Franca: Nested Matryoshka Clustering for Scalable Visual Representation Learning

Shashanka Venkataramanan*, Valentinos Pariza*, Mohammadreza Salehi, Lukas Knobel, Spyros Gidaris, Elias Ramzi, Andrei Bursuc†, Yuki M. Asano†

*: equal contribution †: equal advising

Valeo.ai, Paris; Fundamental AI Lab, UTN; VIS Lab, University of Amsterdam

Welcome to the official codebase for Franca (pronounced Fran-ka), the first fully open-source vision foundation model—including data, code, and pretrained weights.

Franca matches or surpasses the performance of leading proprietary models such as DINOv2, CLIP, and SigLIPv2. Built on a fully transparent training pipeline leveraging publicly available datasets like ImageNet-21K and LAION-600M, Franca advances the state of self-supervised learning (SSL) in vision.

Key contributions include:

Nested Matryoshka Clustering: A parameter-efficient, multi-head clustering projector that refines feature representations into increasingly fine-grained clusters without increasing model size. This approach improves performance while reducing memory overhead for downstream applications.
RASA (Relative Absolute Spatial Attention): A novel positional disentanglement strategy that explicitly removes positional biases from dense representations, enhancing semantic encoding.
CyclicMask: A simple masking strategy with circular shifts that overcomes spatial imbalance in masking augmentations.

Despite training on large-scale, uncurated open-source internet data, Franca demonstrates strong generalization across scales and excels on a wide range of downstream tasks, including: In-context learning with HummingBird benchmark, Out-of-distribution detection, 3D understanding, various image classification benchmarks.
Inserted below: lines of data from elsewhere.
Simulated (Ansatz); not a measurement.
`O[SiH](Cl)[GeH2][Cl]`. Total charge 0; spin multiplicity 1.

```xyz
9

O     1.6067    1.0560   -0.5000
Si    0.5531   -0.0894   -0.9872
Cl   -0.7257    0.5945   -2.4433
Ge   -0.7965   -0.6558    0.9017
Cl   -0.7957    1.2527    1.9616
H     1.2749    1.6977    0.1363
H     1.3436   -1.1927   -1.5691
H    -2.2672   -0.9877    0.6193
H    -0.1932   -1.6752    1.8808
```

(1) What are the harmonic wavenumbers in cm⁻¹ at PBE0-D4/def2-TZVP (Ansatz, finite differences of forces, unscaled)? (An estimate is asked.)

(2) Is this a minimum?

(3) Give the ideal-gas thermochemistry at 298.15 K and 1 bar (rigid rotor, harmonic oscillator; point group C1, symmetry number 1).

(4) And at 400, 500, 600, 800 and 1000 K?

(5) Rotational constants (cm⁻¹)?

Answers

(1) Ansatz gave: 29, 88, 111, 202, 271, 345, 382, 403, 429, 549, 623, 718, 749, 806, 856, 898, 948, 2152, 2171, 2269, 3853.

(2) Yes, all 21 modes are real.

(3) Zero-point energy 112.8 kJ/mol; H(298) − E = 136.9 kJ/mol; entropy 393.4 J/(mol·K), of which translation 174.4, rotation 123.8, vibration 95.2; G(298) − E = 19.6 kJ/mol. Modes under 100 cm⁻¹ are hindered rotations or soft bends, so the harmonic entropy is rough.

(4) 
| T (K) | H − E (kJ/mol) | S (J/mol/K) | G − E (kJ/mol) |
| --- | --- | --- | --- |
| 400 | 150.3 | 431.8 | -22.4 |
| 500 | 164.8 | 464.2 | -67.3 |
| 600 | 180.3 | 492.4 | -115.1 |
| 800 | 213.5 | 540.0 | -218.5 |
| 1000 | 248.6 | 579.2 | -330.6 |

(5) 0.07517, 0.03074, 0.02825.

Franca is released as a research project to promote transparency, reproducibility, and broad accessibility in vision foundation models. We aim to establish a new benchmark for open and generalizable AI models that empower the scientific community.

News

[July 2025] Official code and pretrained models released! 🔥

Pretrained models

model	# of params	Dataset	Resolution	ImageNet k-NN	ImageNet linear	HummingBird VOC	Linear Segm. ADE20K	download	download
ViT-B/14	86 M	In21K	518	77.4%	82.0%	75.7%	39.1%	backbone only	RASA head
ViT-L/14	300 M	In21K	224	82.2%	84.5%	73.5%	41.3%	backbone only	RASA head
ViT-L/14	300 M	LAION-600M	224	81.9%	84.4%	73.5%	41.4%	backbone only	RASA head
ViT-g/14	1,100 M	In21k	224	83.0%	85.9%	71.7%	40.2%	part 1, part 2, part 3	RASA head
ViT-g/14	1,100 M	LAION-600M	224	81.2%	85.0%	76.7%	42.4%	part 1, part 2, part 3	RASA head

Pretrained backbones (via PyTorch Hub)

Please follow the instructions here to install PyTorch (the only required dependency for loading the model). Installing PyTorch with CUDA support is strongly recommended.

import torch

# Franca -- In21k
franca_vitb14 = torch.hub.load('valeoai/Franca', 'franca_vitb14', use_rasa_head=True)
franca_vitl14 = torch.hub.load('valeoai/Franca', 'franca_vitl14', use_rasa_head=True)
franca_vitg14 = torch.hub.load('valeoai/Franca', 'franca_vitg14', use_rasa_head=True)

# Franca -- Laion600M
franca_vitl14 = torch.hub.load('valeoai/Franca', 'franca_vitl14', weights='LAION', use_rasa_head=True)
franca_vitg14 = torch.hub.load('valeoai/Franca', 'franca_vitg14', weights='LAION', use_rasa_head=True)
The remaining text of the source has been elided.